From: Daniel Colascione
Subject: Re: What improvements would be truly useful?
Date: Mon, 5 Mar 2018 11:18:29 -0800
User-agent: Mozilla/5.0 (X11; Linux x86_64; rv:52.0) Gecko/20100101 Thunderbird/52.6.0

On 03/05/2018 10:04 AM, Eli Zaretskii wrote:
From: Rostislav Svoboda <address@hidden>
Date: Mon, 5 Mar 2018 18:32:06 +0100
Cc: "address@hidden Development" <address@hidden>,
        Ken Raeburn <address@hidden>, address@hidden,
        Paul Eggert <address@hidden>

I know it's a bitter pill to swallow, but let's face it - do we think,
our bellowed Emacs will ever be able to display anything like the
examples from https://threejs.org ?

It can already, with XEmbed --- same way Office does it, with OLE. :-) It's a nice trick, but I don't think that sort of pretty display helps anyone accomplish a task.

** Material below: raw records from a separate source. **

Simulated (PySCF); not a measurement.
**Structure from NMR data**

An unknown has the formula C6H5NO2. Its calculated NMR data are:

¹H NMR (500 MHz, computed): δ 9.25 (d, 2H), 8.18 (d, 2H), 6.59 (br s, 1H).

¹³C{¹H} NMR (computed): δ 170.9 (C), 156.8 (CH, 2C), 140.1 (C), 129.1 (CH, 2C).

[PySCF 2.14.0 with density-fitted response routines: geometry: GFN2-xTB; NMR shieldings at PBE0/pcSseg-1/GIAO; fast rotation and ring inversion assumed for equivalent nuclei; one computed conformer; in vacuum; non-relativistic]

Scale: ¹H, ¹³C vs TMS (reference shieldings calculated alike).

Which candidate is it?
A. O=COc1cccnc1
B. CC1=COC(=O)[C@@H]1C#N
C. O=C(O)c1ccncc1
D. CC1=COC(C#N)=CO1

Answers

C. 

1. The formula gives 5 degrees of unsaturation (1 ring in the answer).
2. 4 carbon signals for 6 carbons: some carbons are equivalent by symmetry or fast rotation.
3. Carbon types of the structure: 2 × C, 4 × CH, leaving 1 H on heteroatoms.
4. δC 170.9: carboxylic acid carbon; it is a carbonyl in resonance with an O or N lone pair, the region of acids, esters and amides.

Personally, I don't think word processing is a good focus for Emacs. There are two groups of people who want to prepare documents: those who want a WYSIWYG system and those who don't. The former group is well-served by LibreOffice, which is a free and powerful office suite. The latter group is well-served by Emacs with its extensive LaTeX integration.

Instead of focusing on areas where we're weak and will realistically never catch up with projects dedicated to the task, we should focus on improving existing strengths.

1) We should be the best editor around for text and program code. There's an opportunity to do much better than the mainstream. Conventional IDE groups put a ton of brute force effort into tuning IDEs for specific coding styles in specific environments. We can be more generic and more flexible, ultimately offering more power and greater efficiency for people willing to invest time into learning the system.

a) We should do a better job of integrating interesting ideas like undo-tree, ace-jump-mode, yasnippet, helm, and others into the core and enabling them by default. I don't think we need to be as conservative as we've been historically, and I think there's still a lot of room to improve the core editing mechanics.

b) There are long-standing defects that are minor in the scheme of things, but that tend to create a poor impression. In particular, long-line handling is a sore point, as is support for very large files. For long lines: I haven't sufficiently studied what the necessary redisplay hacks would look like.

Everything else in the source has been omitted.